A labor of love from Whelan-Prine, Jody Whelan and the team at Oh Boy Records, Vol. 2 enlisted many of the young artists who’d toured with and ended up as good friends to record their favorite Prine songs. Whether straight homage, like Tyler Childers’ perfect country lament “Guess They Oughta Name A Drink After You” or Jason Isbell’s “Souvenirs,” which gives the project its name, the reverence is clear and the love abundant.

Americana goddess and Grammy queen Brandi Carlile opens the project with a gorgeous take on Prine’s reflective final offering, “I Remember Everything,” while Carlile’s “In Spite of Ourselves” duet partner Iris DeMent delivers a piano/vocal rendition of “One Red Rose” that has all the raw tentativeness of uncertain romantic congress. When you listen to these versions, the rough-voiced Chicagoan’s emotional depths take on even deeper emotions.
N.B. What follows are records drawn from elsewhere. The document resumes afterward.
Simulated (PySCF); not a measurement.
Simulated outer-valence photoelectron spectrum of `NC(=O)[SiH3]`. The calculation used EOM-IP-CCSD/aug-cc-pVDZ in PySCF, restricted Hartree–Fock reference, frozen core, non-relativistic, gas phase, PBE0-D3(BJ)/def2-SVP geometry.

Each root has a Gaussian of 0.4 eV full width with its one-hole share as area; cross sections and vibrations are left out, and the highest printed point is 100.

What’s staggering is hearing a true peer—with all the miles, triumphs and disappointments—reach into these classic American songs. Bonnie Raitt’s revisits “Angel From Montgomery” with exhaustion and knowing, and it’s a revelation, while Emmylou Harris’ silvery voice floats through the emptiness of “Hello in There,” cracking in places to offer a truer measure of the loneliness that old couple endured with a cinema verité delivery.

Lyrical transparency was Prine’s gift. Hearing those feelings explored by artists who are reinterpreting these songs through their own prisms of profound loss creates performances that are incandescent (Valerie June’s “Summer’s End”), earthy (Margo Price’s “Sweet Revenge,” Nathaniel Rateliff’s “Pretty Good”) or defiant (Amanda Shires’ “Saddle in the Rain”).

And then there’s the torqued swagger of Kentuckian Sturgill Simpson’s “Paradise,” with its moaning Appalachian fiddle and a full-bodied acoustic strummed with authority. The recipient of Prine’s Porsche after the legend’s passing, Simpson brings a bracing strength to the strip-mining protest that almost 50 years later had a hand in bringing down the Peabody Coal Company.

Prine meant so much to so many. In his final years, with his songwriting, projects and albums striking new creative highs, he reached out to those artists who found truth in his songs and used it as a compass for their own writing. In that way, Broken Hearts & Dirty Windows, Vol. 2 is a tribute, a thank you and a witness to how these songs expand in the hands of some of roots music’s finest legends and next-wave icons.